In summary, both Alex and Maisa are happy that they have the opportunity to be facilitators in the summer intensive and in the Face to Face program throughout the year, and both want to go on with this program. They see a change in the teenagers’ behavior, which gives them hope that more changes will be possible during the second half of this program in the coming 4-5 months.

Hiba Aliyan of Face to Face

Jason Kaufman, a high school student from Westchester, NY, has been volunteering in the ICCI office for the past few weeks, meeting with and interviewing individuals involved in various aspects of ICCI’s work.  Here is his next interview, with Hiba Aliyan, an alumna of  Face to Face  currently working as a translator for the program.

I interviewed Hiba Aliyan, who has been involved with the ICCI since she was 15. She is now the program coordinator of ICCI’s youth programs (Face to Face) and is the interpreter for the current Face to Face group and camp in New York. She studies English and Spanish at the Hebrew University. She returned to Face to Face in 2006 as a leader in training, and then started working at the ICCI as an interpreter (between Arabic and Hebrew).

Hiba explained that her work at the Face to Face camp “never gets old,” as every year there is more or less the same conflict with entirely new students. She explained how it was interesting to see how each year’s students deal with the problems. Face to Face brings together students from Israel, South Africa, Northern Ireland, and the US. The aim of Face to Face is to bring students from regions with ethnic conflict. When I asked her how her work with Face to Face has changed her, she explained that it changed her the most as a child. She grew up in a primarily Jewish neighborhood but never had a Jewish friend. She said that she would talk to Jewish people on the street, but nothing serious. She explained how she went from knowing nothing to suddenly knowing a lot; from talking quickly on the street to sleeping in cabins together at camp. She found the initial impact to be the strongest.

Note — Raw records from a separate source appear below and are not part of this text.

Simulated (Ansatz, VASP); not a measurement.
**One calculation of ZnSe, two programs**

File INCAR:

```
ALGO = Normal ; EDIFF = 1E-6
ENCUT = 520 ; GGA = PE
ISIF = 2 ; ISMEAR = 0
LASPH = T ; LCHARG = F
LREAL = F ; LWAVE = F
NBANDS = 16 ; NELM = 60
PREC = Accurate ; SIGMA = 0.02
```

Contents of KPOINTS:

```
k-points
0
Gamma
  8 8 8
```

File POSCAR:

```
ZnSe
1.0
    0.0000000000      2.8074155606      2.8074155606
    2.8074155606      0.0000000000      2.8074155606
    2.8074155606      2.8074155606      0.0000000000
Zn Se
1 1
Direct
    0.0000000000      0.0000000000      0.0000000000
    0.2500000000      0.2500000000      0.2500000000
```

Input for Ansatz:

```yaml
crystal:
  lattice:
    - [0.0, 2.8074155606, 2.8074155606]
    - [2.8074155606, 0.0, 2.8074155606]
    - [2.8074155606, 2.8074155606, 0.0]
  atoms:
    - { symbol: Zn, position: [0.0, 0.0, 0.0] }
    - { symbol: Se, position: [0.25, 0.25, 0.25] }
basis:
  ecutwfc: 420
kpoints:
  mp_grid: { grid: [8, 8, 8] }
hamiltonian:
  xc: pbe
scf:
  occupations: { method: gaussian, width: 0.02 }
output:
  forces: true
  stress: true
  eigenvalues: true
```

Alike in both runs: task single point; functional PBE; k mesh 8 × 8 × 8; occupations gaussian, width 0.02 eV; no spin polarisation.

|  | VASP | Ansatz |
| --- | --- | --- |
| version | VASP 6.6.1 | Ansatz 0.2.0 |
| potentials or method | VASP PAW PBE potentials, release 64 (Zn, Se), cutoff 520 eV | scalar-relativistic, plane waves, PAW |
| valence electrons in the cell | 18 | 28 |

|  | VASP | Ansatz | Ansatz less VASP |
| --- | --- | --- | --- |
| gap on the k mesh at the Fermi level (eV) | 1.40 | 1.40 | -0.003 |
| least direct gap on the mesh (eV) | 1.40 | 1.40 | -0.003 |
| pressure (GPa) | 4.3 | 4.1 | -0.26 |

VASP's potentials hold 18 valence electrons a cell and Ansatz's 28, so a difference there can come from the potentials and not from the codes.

Hiba referenced one anecdote that stands out in her memory. Before leaving on her first trip to the US when she was 15, she had become closest with the Jewish students on the trip. When she and her friends reached security in Ben Gurion airport, she had a much harder time getting through than her friends. Hiba revealed that she felt that she wanted to cry and was confused at what was happening. She was confused at why she, like her friends, possessed Israeli citizenship but was not allowed to cross with them.

Zuza Radzik

Jason Kaufman, a high school student from Westchester, NY, has been volunteering in the ICCI office for the past few weeks, meeting with and interviewing individuals involved in various aspects of ICCI’s work.  Here is his next interview, with Zuza Radzik, ICCI’s Polish student intern, who helped develop a special course about the relations between Jews and Poles.

Three years ago, Zuza Radzik, a Catholic student from Warsaw, Poland, was studying at the University of Notre Dame, and had no real intention or desire to come to Israel. Because of her interest in Christian/Jewish relations in Europe, her professor encouraged her to come to Israel.  Now, Zuza has lived here for three years and speaks Hebrew!

When ICCI started a Polish/Israeli conference two years ago, Zuza, impressed with the work that she seen, immediately wanted to get involved. She loved that the conference opened up the field of Jewish/Christian relations in Poland and Israel. Zuza helped expand the conferences, and then helped plan, in cooperation with the Polish Institute of Tel Aviv, a year long course about Poland at ICCI: “Encountering Poland: Relations between Jews and Poles – Religious, Historical, and Social Dimensions.” The program is meant mostly for guides of high school groups to be ready to take groups to Poland and understand Jewish life there. Zuza hopes the course will continue after she leaves this fall, as this has been the first year the program has been carried out.

Zuza spoke about a newfound interest in Jewish culture in Poland. Students are beginning to want to study Yiddish, and now few students finish the University of Warsaw without taking some courses on Judaism. Zuza explained how students learn about Judaism and begin to relate it to themselves. Students are suddenly discovering that their small hometowns have Jewish histories. Zuza explained that this trend is bringing an interest in Christian/Jewish relations; however, the Jewish population in Poland is so small today that it is mostly theoretical.

Zuza’s favorite part about working at the ICCI has been meeting the people who work there. Zuza came to Israel knowing no one, and immediately found a circle of people at ICCI similar to the circle of friends she previously had, all with an interest in global issues. When Zuza returns to Poland at the end of the summer, she plans to continue pursuing a PhD in Christian/Jewish relations at the University of Warsaw. She will write her thesis about how the thoughts surrounding the Christians’ accusation of Jews for the death of Christ have changed from antiquity to the present.